Prov-XML ElementOrdering

From Provenance WG Wiki
Jump to: navigation, search

Purpose

This page contains discussions on ordering of elements/attributes within the PROV-XML schema. It summarizes ISSUE 572.

Description

(Caution, the word "attributes" is overloaded between PROV-N and XML -- consider context for the meaning of that word.)

Within the PROV-N specification for most of our types, the syntax is something like this:

something(id; a, b, c, attrs);

where

  • a,b,c are either required or optional fields and
  • attrs are optional attributes to be specified as a set of

attribute-value pairs

Those attributes can include specific prov:* fields like prov:location, prov:role, etc. or other fields in some other namespace.

The current approach to developing the XML complexType for each of those is to:

  • make prov:id an attribute
  • make each of the a,b,c, XML elements and to require they be

specified in the same order as the PROV-N

  • also make the attributes XML elements, require that they be

after the primary a,b,c fields, but they can be specified in any order.

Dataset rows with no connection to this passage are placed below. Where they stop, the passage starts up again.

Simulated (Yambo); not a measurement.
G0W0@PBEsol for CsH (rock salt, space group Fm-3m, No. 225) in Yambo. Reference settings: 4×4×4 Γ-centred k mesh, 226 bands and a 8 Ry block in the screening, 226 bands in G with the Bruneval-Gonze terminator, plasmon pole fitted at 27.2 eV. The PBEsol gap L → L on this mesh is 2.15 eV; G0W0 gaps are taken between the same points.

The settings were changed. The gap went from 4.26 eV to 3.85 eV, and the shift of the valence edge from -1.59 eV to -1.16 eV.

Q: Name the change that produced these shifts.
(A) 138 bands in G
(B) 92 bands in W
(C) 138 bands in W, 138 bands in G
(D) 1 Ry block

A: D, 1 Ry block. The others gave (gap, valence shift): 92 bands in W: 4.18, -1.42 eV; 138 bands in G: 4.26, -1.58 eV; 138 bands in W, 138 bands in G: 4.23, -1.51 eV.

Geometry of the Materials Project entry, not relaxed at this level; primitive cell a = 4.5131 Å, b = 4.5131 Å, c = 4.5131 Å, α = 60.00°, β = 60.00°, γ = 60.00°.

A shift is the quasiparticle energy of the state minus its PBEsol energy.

The XML schema for the type becomes something like this:

<xs:complexType name="something">
  <xs:sequence>
    <xs:element name="a" type="..."/>
    <xs:element name="b" type="..."/>
    <xs:element name="c" type="..." minOccurs="0"/> (optional)
    <xs:choice minOccurs="0" maxOccurs="unbounded">
      <xs:element name="location"/>
      <xs:element name="role"/>
      <xs:element name="label"/>
      <xs:element name="type"/>
      <xs:any namespace="##other"/>
    </xs:choice>
  </xs:sequence>
  <xs:attribute ref="prov:id"/>
</xs:complexType>

So, for example:

used(a1, e1, 2011-11-16T16:00:00, [ ex:parameter="p1" ])

becomes

<prov:used>
  <prov:activity prov:ref="a1"/>
  <prov:entity prov:ref="e1"/>
  <prov:time>2011-11-16T16:00:00</prov:time>
  <ex:parameter>p1</ex:parameter>
</prov:used>


In particular, the use of the "xs:choice" allows:

used(a1, e1, [prov:location="room a", prov:type="mytype"])

to be expressed with

<prov:used>
  <prov:activity prov:ref="a1"/>
  <prov:entity prov:ref="e1"/>
  <prov:location>room a</prov:location>
  <prov:type>mytype</prov:type>
</prov:used>

or

<prov:used>
  <prov:activity prov:ref="a1"/>
  <prov:entity prov:ref="e1"/>
  <prov:type>mytype</prov:type>
  <prov:location>room a</prov:location>
</prov:used>

They are both equally valid.

Concern

The "xs:choice" allowing the extra attributes to be specified in any order ironically also indicates to automated object model builders that the order expressed actually does matter and their model must preserve it.

This is a well known, widely reported problem with jaxb, the Java Architecture for XML Binding.

Specifically, it builds a single internal list of all the attributes, called, e.g. LocationOrRoleOrLabel... which has all the attributes listed in the order they are parsed. Working with the attributes requires iterating through the list and figuring out for each item whether or not it is the attribute you are looking for. This makes the automatic bindings awkward to work with.

Analysis

There are a number of community recommended options for coping with this issue (since it occurs so frequently):

  1. Develop a separate schema removing the choice, build the Java model from that secondary schema.
  2. Add annotations/binding recommendations that can drive jaxb to build it's bindings the way you want them built.
  3. A jaxb plugin Simplify can use a similar annotation that basically splits up the choice options into individual lists/methods (locations, types, roles, etc.)

Options

  1. Keep the choice in the official schema and:
    1. Add a FAQ recommending jaxb users use one of the options.
    2. Actually create (and maintain) a separate schema that will force jaxb to do the right thing.
    3. Embed jaxb application specific annotations that make jaxb do the right thing.
    4. Create an external jaxb binding recommendations file that can be used with jaxb to make it do the right thing.
  2. Just get rid of the choice and force users to use the attributes in a specific order.

Recommendation

At this point, it would be easiest to just do away with the choice and describe the required order of attributes in the documentation for PROV-XML.